Forget Hewlett-Packard, take a look at Salesforce.com, Cramer said Monday.
Last week, H-P announced a disappointing quarter and its plans to spin off or sell its PC business, shut down its tablet business and buy software company Autonomy for $11 billion. Salesforce.com , on the other hand, delivered a stellar quarter.
“[Salesforce] represents what’s working in tech, specifically the move to cloud computing,” Cramer said. “Yet it trades like what’s NOT working.”
He thinks the company is way too cheap on its revenue growth rate, especially considering Hewlett-Packard is doing everything in its power to become more like Salesforce.
But the differences between HPQ and CRM are stark, the “Mad Money” host pointed out.
Hewlett-Packard’s CFO noted its tough outlook on its earnings conference call and had a “litany of excuses and alibis,” Cramer said. But Salesforce’s call was all about confidence, saying it hadn’t seen a softening environment and, in fact, said it saw a strong quarter and raised guidance.
What’s more, H-P’s announcements were full of uncertainty and the company has no serious leadership. Salesforce.com, however, has a “visionary leader.”
“The company keeps putting up terrific numbers, they raised their full-year revenue forecasts, and they reported strength across all geographies while Hewlett-Packard is facing pockets of weakness all over the globe,” he added.

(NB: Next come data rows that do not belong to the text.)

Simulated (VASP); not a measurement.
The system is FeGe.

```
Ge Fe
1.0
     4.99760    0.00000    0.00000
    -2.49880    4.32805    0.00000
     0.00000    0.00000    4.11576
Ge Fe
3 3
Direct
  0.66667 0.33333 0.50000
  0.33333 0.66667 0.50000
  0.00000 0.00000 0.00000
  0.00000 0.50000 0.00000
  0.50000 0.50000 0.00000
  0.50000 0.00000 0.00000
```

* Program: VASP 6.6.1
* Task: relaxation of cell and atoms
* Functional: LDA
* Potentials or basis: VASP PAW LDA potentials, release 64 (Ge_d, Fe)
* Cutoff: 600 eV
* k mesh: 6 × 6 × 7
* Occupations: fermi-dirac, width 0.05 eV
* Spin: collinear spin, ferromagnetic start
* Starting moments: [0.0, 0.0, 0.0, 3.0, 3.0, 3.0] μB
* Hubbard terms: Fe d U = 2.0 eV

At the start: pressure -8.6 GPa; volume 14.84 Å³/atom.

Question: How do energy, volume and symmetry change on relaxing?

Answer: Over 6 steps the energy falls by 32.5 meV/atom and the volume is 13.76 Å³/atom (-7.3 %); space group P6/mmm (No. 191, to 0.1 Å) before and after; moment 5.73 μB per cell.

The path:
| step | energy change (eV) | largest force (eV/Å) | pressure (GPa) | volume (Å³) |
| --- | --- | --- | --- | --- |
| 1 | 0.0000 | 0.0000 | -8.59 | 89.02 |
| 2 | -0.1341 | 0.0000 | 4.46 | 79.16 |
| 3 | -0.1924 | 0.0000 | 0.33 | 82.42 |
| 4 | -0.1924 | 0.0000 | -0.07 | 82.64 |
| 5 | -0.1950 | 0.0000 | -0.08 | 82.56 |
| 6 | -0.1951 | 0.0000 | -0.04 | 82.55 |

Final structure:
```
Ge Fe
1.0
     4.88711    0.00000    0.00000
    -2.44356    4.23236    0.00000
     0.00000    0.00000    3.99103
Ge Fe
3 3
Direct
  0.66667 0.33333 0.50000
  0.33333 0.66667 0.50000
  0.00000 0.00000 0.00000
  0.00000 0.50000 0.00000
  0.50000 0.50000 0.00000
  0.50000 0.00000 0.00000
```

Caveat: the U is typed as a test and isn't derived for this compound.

Cramer thinks Salesforce got hammered because the market didn’t know what to do with this $100 stock. The high frequency traders, he said, dumped out of it because they have an inordinate impact to the downside on high dollar amount stocks.
The bottom line—take this opportunity to buy some Salesforce.com using “deep-in-the-money call options perhaps to cut off your downside,” Cramer said.
To stay in H-P, he said, you have to hope that the company either does some housecleaning or the company is sold.